Dir: Steven Spielberg
Star: Tom Cruise, Colin Farrell, Max Von Sydow, Samantha Morton
Set in what is certainly one of the most impressively complex future worlds ever dreamt up, Spielberg delivers something that flirts with perfection but in the end has to settle for being very good. In the future, murderers get caught before the act, thanks to the pre-cogs, a trio of sensitives, floating in a tank, who can sense imminent killings. Which is fine until they see detective Anderton (Cruise) blasting a man through a window. This all takes a little longer to lay out than I’d like, since Spielberg is a little too lingeringly impressed with the gee-whizzery of the future. Then there’s the painfully obvious product placement: yes, commercials will likely be everywhere in 50 years, it doesn’t mean we need to see ten of them.

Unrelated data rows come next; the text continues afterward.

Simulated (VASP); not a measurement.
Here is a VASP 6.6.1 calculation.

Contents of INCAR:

However, the acting is solid and better. Never really liked Cruise much, but he’s inoffensive here; Farrell, playing an FBI operative looking into the system with a view to expansion, is in many ways more interesting. Von Sydow, as the head of the project, is serious and severe, while Morton does what she can as lead pre-cog Agatha, a role largely limited to floating in a pool and hanging off the hero’s shoulder. She does bring about another standout sequence where she helps Anderton escape by dictating his every move, having seen it all happen.
This middle section, after Anderton starts running, is phenomenal. Apart from one glaring mis-step necessary to the plot [even though he’s wanted for murder, they don’t revoke his security clearance], it’s an hour when you’ll become very familiar with the edge of your seat. The pacing is great, with set-pieces such as a blind Anderton trying to evade robotic hunter spiders, alternating with slower sections that advance the plot – Lois Smith is fabulous as the creator of the pre-cog system (at one point, it was to be Meryl Streep!), who tacitly assists Anderton to undermine it. Once this section ends, with Cruise finally meeting the man he’s been predicted to kill, the movie tails off. Though it’s gratifying that Spielberg wants every loose end cleaned up, sitting there watching him tie the bows is about the least interesting thing in the film.